Self hosted CI

Why

Don’t you enjoy how everything is for free these days? You host your code for free, you get a free CI with computing resources for free. And you don’t even need an IDE or a workstation. Everybody loves free things. But as someone said, “if you don’t pay for the product, you are the product”. Is that really true in every case? I don’t know. What I do know though, is that it happened in the past, that we became too used to free services and then one day everything changed and we had to look for alternatives. And alternatives we found, that’s true. But we have to learn our lesson. We need to be prepared or even better, not fall in, what I call, the “convenience trap” at all.

What

Drop convenience you said Dimitris? What do you suggest? That we start hosting everything ourselves?

No my dear friend, that’s not what I’m suggesting. Thankfully, there are less suspicious free services that we can use as long as we are ready to make some changes.
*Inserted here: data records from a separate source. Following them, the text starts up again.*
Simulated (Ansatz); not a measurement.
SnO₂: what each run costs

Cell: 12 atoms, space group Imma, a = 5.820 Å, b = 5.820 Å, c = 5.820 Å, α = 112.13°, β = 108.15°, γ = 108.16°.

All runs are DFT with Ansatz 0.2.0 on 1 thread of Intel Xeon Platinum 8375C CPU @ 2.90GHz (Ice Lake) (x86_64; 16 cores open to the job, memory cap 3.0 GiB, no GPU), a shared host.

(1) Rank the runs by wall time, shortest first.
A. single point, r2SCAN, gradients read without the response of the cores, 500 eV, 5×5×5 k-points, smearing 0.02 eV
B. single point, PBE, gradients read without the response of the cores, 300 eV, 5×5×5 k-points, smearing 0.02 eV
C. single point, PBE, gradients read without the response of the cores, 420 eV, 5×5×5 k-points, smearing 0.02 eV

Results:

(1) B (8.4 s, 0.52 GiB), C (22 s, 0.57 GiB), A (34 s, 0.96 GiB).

What I found is that for some of the most popular services that people use nowadays, there is a free/opensource/non-profit alternative that could be used. But sometimes, it misses some features, or it’s simply different from what people are used to. Some examples:

and the list goes on…

This post is about the solution I found for one of the missing features while trying to switch from Github to Codeberg. And that feature is CI (GitHub offers Github Actions for free [1]).

How

CI is a very special kind of a service. It:

  • is needed in almost every project (you do write tests, right?)
  • sometimes needs lots of resources
  • has to be publicly available (to see test results)
  • has to integrate with the Code hosting service (Github, Codeberg etc)

yet it:

  • is idling for a large portion of the time
  • doesn’t need to store information for too long (old build logs quickly become irrelevant)
  • has configuration usually stored next to the code, at least the important parts (e.g. pipelines)

So let’s say you have 10 or 100 projects, which all have tests and have CI needs. But you don’t work on all of them all the time. Even if you were willing to go into the trouble of setting up your own CI server, would you keep it running all the time just for those weekends when you find time to work on that Arduino powered lunar rover you are working on? Cloud resources are expensive. Local resources on the other hand are not.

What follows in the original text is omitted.